1. A support system for heat-treatment furnaces, comprising a beam rigidly fixed at one of its ends to structure located outside the furnace, the beam being mounted so as to be capable of longitudinal displacement on uprights in the furnace, characterised by the features that the beam rests solely on uprights that extend substantially vertically. that the height of the continuous load-bearing cross-section of the beam is more than 1.4 times the width of the section, and that the substantially horizontal load-bearing cross-section of the uprights has a dimension in every direction more than 1.5 times the width of the load-bearing crosssection of the beam.

2. A support system according to claim 1 wherein said beam is longitudinally internally divided into superposed separate coolent flow passages.

3. A support system according to claim 2, including means for introducing coolant into one of said passages near the fixed end of the beam to flow therein to the other end of the beam, and means at said other end for directing the coolant into the other flow passage for return therein to said fixed end of the beam.

4. A support system according to any preceding claim, wherein the beam is fitted with prismatic skids of high temperature resistant metal having recesses accommodating a web welded to the beam and bolted to the skids.

5. A support system according to any preceding claim, wherein the beam-supporting uprights extend through the bottom floor of the furnace to mountings permitting the uprights to rock about a horizontal axis parallel with the beam, means being provided to effect such rocking of the uprights.

6. A method of operating a walking beam furnace with a support system according to claim 5, wherein beams when idle are laterally displaced from their load-carrying basic position.

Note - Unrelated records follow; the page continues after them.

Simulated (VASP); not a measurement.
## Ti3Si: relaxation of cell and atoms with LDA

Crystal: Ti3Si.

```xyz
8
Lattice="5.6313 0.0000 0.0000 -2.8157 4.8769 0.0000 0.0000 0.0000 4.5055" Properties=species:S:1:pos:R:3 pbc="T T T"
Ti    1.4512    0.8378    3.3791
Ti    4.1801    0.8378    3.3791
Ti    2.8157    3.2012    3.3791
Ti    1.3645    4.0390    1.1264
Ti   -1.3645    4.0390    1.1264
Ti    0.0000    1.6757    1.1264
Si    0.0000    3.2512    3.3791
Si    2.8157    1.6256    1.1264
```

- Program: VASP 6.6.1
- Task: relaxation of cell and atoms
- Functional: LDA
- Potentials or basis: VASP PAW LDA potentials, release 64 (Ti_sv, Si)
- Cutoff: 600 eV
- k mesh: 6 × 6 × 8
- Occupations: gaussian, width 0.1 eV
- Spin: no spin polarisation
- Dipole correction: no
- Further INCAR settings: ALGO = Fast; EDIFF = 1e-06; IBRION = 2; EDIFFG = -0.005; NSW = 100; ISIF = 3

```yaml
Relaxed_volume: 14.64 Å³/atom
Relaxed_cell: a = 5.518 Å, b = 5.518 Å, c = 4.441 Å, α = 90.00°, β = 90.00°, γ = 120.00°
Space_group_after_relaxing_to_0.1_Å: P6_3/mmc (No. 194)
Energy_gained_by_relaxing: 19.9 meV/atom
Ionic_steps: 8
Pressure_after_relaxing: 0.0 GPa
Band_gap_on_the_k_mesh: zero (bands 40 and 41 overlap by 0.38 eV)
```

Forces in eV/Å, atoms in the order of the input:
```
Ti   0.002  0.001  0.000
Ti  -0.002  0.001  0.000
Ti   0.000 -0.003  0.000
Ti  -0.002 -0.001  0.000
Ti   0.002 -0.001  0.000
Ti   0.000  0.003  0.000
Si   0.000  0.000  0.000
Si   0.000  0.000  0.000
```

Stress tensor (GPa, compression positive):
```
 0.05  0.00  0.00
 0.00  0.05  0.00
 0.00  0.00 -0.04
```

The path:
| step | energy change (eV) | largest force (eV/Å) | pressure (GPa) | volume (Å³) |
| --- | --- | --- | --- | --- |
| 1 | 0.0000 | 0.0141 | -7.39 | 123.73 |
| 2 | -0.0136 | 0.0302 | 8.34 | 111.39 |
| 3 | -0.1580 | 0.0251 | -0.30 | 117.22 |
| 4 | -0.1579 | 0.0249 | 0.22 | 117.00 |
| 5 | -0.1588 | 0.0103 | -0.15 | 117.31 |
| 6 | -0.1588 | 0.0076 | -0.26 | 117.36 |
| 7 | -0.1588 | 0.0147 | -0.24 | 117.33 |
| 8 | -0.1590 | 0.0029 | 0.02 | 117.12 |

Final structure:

7. A supporting system according to claim 5 for operation according to claim 6, wherein the walking beam uprights extend through openings in the fixed floor of the furnace, the required widening of said openings to accommodate said beam displacement being provided at one end of the openings.

8. A support system substantially as described with reference to and as shown in Figures 1 to 3 of the accompanying drawings.

9. A support system according to claim 8,

modified substantially as described with reference to and as shown in Figure 4 of the accompanying drawings.